By Joe Anuta
The most high-profile development projects in the borough are happening in one of the most unlikely of places: Flushing Meadows Corona Park.
The Bloomberg administration via its quasi-public agency — the city Economic Development Corp. — is shepherding three projects through the land-review process that occupy portions of Flushing Meadows.
The United States Tennis Association is attempting to expand the lease of its Billie Jean King National Tennis Center by 0.68 acres to accommodate renovations, including a new stadium, refurbished courts and increased retail capacity.
Related Cos., a Manhattan development firm, and Sterling Equities, the real estate arm of the New York Mets, are hoping to carry part of the Willets Point redevelopment plan passed in 2008 by the City Council. The Iron Triangle itself is not part of Flushing Meadows, but the development partners have proposed an addendum to the project: a 1.4-million-square-foot mall on parkland currently leased to the Mets. That land currently exists as a Citi Field parking lot.
Finally, Major League Soccer and the city have been quietly hashing out an agreement to site a 25,000-seat stadium within Flushing Meadows. But in a surprise move, the owners of a new franchise announced they are exploring other locations throughout the city, even though MLS would prefer to be in Queens.
Several civic groups have expressed concern about the combined impact the three developments will have on the borough’s already-clogged transit infrastructure.
Critics point to existing bumper-to-bumper traffic on the Van Wyck Expressway, a key artery to the park, and the unlikely scenario the city can reduce traffic tie-ups outside the immediate area of the developments, though many traffic flow improvements are in the works at intersections around the park.
But two of the projects — the Willets Point development and the USTA expansion — have already completed extensive studies about the impact of their projects. Both projects used the same consultant, AKRF, and came to the same conclusion that even with all three projects built at the same time there would not be a catastrophic effect on traffic in Queens.

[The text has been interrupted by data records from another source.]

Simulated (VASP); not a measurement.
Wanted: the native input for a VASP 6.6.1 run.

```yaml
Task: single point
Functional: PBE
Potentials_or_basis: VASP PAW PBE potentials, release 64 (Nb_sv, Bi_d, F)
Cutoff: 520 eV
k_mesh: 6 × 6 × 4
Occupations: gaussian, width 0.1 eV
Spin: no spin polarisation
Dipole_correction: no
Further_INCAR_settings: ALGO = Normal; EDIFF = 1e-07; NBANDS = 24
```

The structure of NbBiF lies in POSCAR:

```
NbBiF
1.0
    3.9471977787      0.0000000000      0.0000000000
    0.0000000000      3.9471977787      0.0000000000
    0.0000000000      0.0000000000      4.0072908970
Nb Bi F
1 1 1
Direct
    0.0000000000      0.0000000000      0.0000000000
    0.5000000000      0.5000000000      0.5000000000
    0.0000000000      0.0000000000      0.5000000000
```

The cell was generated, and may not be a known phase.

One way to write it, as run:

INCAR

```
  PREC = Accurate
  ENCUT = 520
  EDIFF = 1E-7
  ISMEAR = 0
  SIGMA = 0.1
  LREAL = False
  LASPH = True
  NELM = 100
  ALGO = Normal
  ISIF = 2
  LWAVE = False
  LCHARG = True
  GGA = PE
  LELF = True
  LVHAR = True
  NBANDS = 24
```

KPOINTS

At the outset, only MLS had proposed to replace any of the greenspace taken up by its soccer stadium project.
Because much of Flushing Meadows is under federal regulations that require parkland replacement, MLS would be required to locate replacement greenspace roughly equivalent to the amount it might take up.
Mayor Michael Bloomberg recently suggested at a news conference that the league would pump money into the site of Flushing Airport in College Point, which would be roughly equivalent in size but much less accessible by public transportation. This was before the new franchise widened the portfolio of possible real estate sites.
The USTA and the city Parks Department recently responded to public insistence that parkland be replaced. They performed a land swap on paper — transferring a portion of Flushing Meadows within the USTA’s current lease back to the city — but park users would never have noticed since access to and use of the 1.5 acres will remain the same.
The proposed 32-acre Willets Point mall is on land the city maintains was already leased away to the Mets in 1961 via a state law. The legislation is still on the books, and the city Law Department maintains it gives Sterling and Related the right to build the mall via a sublease. This means no parkland has to be replaced and no public review process is necessary — a position that has generated much controversy in the community.
The developers still have to navigate the city’s review process, however, because they need to transfer parking from the proposed mall’s footprint to the Willets Point redevelopment plan.